I suspect there aren’t very many of you that remember the show, let alone the comics, but I have very fond memories of both. Mostly, when fans talk about the old Gold Key adventure books, they mean Doctor Solar and Magnus Robot Fighter, and that’s it. But me, I always enjoyed the Gold Key licensed books, particularly their versions of Tarzan and Dark Shadows.
This one was a little before my time, though I have a vague memory of seeing one of these in the barber shop when I was very young. It wasn’t the first comic book I ever bought, but it may well have been the first one that ever caught my eye, because if you were a science-fiction-loving kid watching TV in 1967, there were only two shows worth watching — the original Star Trek, and Voyage to the Bottom of the Sea. (Lost In Space doesn’t count because it was terrible, this was obvious even when I was six.) Star Trek did very well as a licensed property for Gold Key, hanging around on the comics racks long after the show was canceled … but Voyage was never really a big hit for them, despite subject matter that was a natural fit for comics. The Seaview was always falling afoul of dinosaurs, monsters, giant robots, and alien spaceships, not to mention countless enemy agents and mad scientists, and the occasional foray into time travel and lost underground jungles. Hell of a way to run a Navy.
Crewman Kowalski, in particular, was gassed, raygunned, and clubbed unconscious so often — he was sort of the Ensign Chekov of the Seaview — that it’s a wonder the poor guy didn’t have brain damage. Watching the show when we were kids, my brother Tom and I used to get an enormous kick out of Crewman Kowalski (usually referred to, affectionately, as simply ‘Ski.) He was sort of the Everyman, the guy who always had lines like, “Captain, you won’t believe this, but … there’s a real Tyrannosaurus out there!” Frankly, after a couple of weeks serving on Seaview I’d think you could believe anything. But I digress.
The art on these is really a treat; the GCD credits Alberto Giolitti, who I’ve never heard of, but he has a great feel for macho adventure-type stuff, with a style reminiscent of Dan Spiegle, though he’s a little weak on some of the likenesses (this is doubtless the bane of every artist who’s ever been assigned a licensed tie-in book, so I really can’t fault Mr. Giolitti for missing the mark every so often here.) Giolitti’s usual forte seemed to be Westerns, and he also was on Turok Son of Stone for a while, so maybe that’s how he got the Voyage gig — there were an awful lot of dinosaurs in the Seaview’s patrol area. He ended up doing quite a bit of Star Trek for Gold Key as well, oddly enough.

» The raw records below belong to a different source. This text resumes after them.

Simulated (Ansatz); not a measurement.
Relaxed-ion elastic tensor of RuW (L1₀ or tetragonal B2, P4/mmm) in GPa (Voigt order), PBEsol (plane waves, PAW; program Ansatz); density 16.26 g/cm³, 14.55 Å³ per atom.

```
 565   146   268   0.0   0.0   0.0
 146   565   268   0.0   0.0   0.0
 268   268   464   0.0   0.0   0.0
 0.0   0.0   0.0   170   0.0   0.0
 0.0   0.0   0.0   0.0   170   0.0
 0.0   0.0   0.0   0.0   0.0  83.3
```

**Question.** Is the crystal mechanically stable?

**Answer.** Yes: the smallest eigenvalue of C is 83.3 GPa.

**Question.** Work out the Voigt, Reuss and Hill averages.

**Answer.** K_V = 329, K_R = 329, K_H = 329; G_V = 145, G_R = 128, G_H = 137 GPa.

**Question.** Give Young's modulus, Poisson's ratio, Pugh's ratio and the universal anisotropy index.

Voyage to the Bottom of the Sea only went 16 issues, with several of the later ones being reprints of the earlier ones, and I scored four of them on eBay — about thirty percent of the original run at a stroke, in other words, which is somewhat gloat-worthy. They arrived today and I am having an embarrassing amount of fun reading through them. I had completely forgotten this, but Gold Key had original backup strips in most of their licensed books, like “Brothers of the Spear” in Tarzan. Voyage To The Bottom of the Sea had one as well — this one was called “Explorers in the Unknown,” featuring the adventures of “recon spaceship” Hunter I. Like the main feature, these were mostly goofball stories but interesting art. (I wonder if it was a conscious attempt to milk the Voyage/Star Trek connection all us kids were making at the time.) The art credit on the backup strips, again from the GCD, was one Nevio Zaccara; no idea who he is either, though he has quite a few Gold Key credits, mostly SF. There are also little one-page text features about “Undersea Treasures” and so on in each issue. A lot of bang for your twelve cents back then.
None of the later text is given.